From Rust to AVR assembly: Dissecting a minimal blinky program
15 mins readUnless you prefer to define registers, addresses, and toggle bits manually, the simplest Rust “Blinky” program for an Arduino Uno board consists of the following:
# Cargo.toml
[dependencies]
panic-halt = "^1"
# as of May 2025, this crate is not yet published on crates.io
arduino-hal = { git = "https://github.com/Rahix/avr-hal", features = ["arduino-uno"] }
// src/main.rs
#![no_std]
#![no_main]
use panic_halt as _;
#[arduino_hal::entry]
fn main() -> ! {
let dp = arduino_hal::Peripherals::take().unwrap();
let pins = arduino_hal::pins!(dp);
let mut led = pins.d13.into_output();
loop {
led.set_high();
arduino_hal::delay_ms(1000);
led.set_low();
arduino_hal::delay_ms(1000);
}
}
In this post, we’ll dig into the Rust code concepts behind this program, inspect the generated assembly, and examine the compiled binary’s memory layout.
Understanding the code
If you’re familiar with the previous snippet, you can skip to the next section. Otherwise, let’s break it down:
no_std
This line tells the Rust compiler not to link the standard library (std
).
Instead, we rely solely on the core library, which is a lightweight subset designed for resource-constrained environments.

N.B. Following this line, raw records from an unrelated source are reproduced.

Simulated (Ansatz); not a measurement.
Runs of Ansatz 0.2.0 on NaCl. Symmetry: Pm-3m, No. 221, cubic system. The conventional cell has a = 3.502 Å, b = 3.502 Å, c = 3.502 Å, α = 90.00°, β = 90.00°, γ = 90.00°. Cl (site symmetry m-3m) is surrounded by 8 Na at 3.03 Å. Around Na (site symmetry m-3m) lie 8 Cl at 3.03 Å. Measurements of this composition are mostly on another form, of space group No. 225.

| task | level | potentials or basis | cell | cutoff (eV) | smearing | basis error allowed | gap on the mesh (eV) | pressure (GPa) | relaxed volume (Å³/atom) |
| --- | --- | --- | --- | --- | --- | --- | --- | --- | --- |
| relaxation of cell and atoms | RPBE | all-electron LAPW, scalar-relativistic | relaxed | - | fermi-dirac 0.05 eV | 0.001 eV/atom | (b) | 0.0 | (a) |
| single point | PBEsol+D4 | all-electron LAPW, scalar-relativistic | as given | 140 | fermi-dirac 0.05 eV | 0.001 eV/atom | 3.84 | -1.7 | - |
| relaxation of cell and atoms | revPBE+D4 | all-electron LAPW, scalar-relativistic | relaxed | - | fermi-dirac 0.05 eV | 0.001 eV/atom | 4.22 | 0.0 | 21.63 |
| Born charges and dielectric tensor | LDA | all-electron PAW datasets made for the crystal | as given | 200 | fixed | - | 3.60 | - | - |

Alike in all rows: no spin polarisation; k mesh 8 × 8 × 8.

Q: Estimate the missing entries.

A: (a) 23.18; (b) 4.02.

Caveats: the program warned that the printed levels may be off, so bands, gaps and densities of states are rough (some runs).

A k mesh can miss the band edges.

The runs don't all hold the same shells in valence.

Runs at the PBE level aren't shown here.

Since we’re writing code for an embedded device with limited memory, we exclude
the standard library, which is designed for general-purpose systems.
This means we won’t have access to features like heap allocation, collections, threads, etc.
no_main
This line tells the compiler that we don’t want to use the default entry point for our program.
Instead, we will define our own entry point using the #[arduino_hal::entry]
attribute.
panic_halt
The usual panic behavior in Rust is to unwind the stack. This is something that’s
included in the standard library. However, since we’re no_std
, we either need to implement
our own implementation using the #[panic_handler]
attribute or use a crate
that provides one.
panic-halt
is a library which provides a simple panic handler that halts the program when a panic occurs.
main
#[arduino_hal::entry]
expands the function into some low-level boilerplate code that sets up the
real entrypoint for the program, this is out of the scope of this post.
Our main
function returns !
, indicating it never returns — which is typical for embedded programs.
The first three lines correspond to the setup
function in an equivalent Arduino sketch, that is:
void setup() {
pinMode(13, OUTPUT);
}
First, we take ownership of the peripherals on our board by calling Peripherals::take()
.
This returns a singleton that defines all the accessible peripherals for this particular board
(ADC, GPIOs, EEPROM, SPI, etc.)
This singleton pattern leverages Rust’s ownership model to ensure peripherals are only accessed once.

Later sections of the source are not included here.